Shii News – Academic Items
1.We are pleased to announce the launch of “The Emamzadeh Yahya at Varamin: An Online Exhibition of an Iranian Shrine.”
An online exhibition, exhibition catalog, and academic edited volume in one, this website offers an alternative museological space for exploring the Emamzadeh Yahya’s many looks, functions, resonances, and stories over the last 700 years. The mirrored website in English and Persian includes six thematic galleries with over 70 contributions, including essays, films, digital interactives, and catalog entries. Through its holistic exploration of the shrine’s complex and layered histories, this website seeks to nuance and improve how the site is understood across many audiences and contexts.
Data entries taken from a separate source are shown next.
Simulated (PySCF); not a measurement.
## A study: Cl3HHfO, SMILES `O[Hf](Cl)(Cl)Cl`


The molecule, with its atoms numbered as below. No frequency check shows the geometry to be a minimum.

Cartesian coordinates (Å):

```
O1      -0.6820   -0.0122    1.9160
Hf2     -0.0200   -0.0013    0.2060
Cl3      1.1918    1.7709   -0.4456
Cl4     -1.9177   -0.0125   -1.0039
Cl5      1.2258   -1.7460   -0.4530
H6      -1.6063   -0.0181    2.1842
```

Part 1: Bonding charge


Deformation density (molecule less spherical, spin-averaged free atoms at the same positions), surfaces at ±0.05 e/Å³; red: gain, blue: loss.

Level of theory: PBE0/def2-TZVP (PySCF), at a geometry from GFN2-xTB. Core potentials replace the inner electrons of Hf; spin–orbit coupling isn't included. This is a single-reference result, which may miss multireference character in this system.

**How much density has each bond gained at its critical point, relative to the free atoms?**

The primary aim of this project is to increase awareness and understanding of the Emamzadeh Yahya and its dispersed collections and archives worldwide, without pursuing commercial, political, or institutional objectives. The project has been created and governed by individuals beyond institutions and is committed to the open and equitable dissemination of knowledge.
The website is an independent production of 33 Arches and is hosted by Khamseen: Islamic Art History Online.
https://khamseen-emamzadeh-yahya-varamin.hart.lsa.umich.edu
For questions about the project or website, please contact: Dr. Keelan Overton, Director, keelanoahu@yahoo.com
YouTube channel (for our films): www.youtube.com/@EmamzadehYahyaExhibition2024
Instagram: eyvexpo2024 (for basic posts, news)
2. Zahra Institute: 2025 Spring Speaker Series Begins on February 5
We are excited to bring together a great lineup of lectures for our 2025 Spring Speaker Series. Please join us to learn more about Kurdish women’s histories, Alevi Kurdish music, Yezidi shrines, and more! The series kicks off on February 5 with Ahmet Kuru speaking on “Populism, Islamism, and Nationalism: A New Partnership Worldwide.”
For more information on Zahra Institute’s upcoming events, please see the program and event flyers attached and visit our website: https://www.zahrainstitute.org/
Critical Muslim Studies Program: Featured Lecture
Populism, Islamism, and Nationalism: A New Partnership Worldwide
Wednesday, 5 February: 12pm Central / 1pm Eastern
Zoom link: https://zoom.us/j/94922534268?pwd=pZySRzwpE33a9AvPeVZ2AcAjTTaAVU.1
Ahmet T. Kuru (Ph.D., University of Washington) is the director of the Center for Islamic and Arabic Studies at San Diego State University. His recent book, Islam, Authoritarianism, and Underdevelopment: A Global and Historical Comparison (Cambridge University Press, 2019), co-won the American Political Science Association’s International History and Politics Section and was included in the Times Literary Supplement’s Books of the Year.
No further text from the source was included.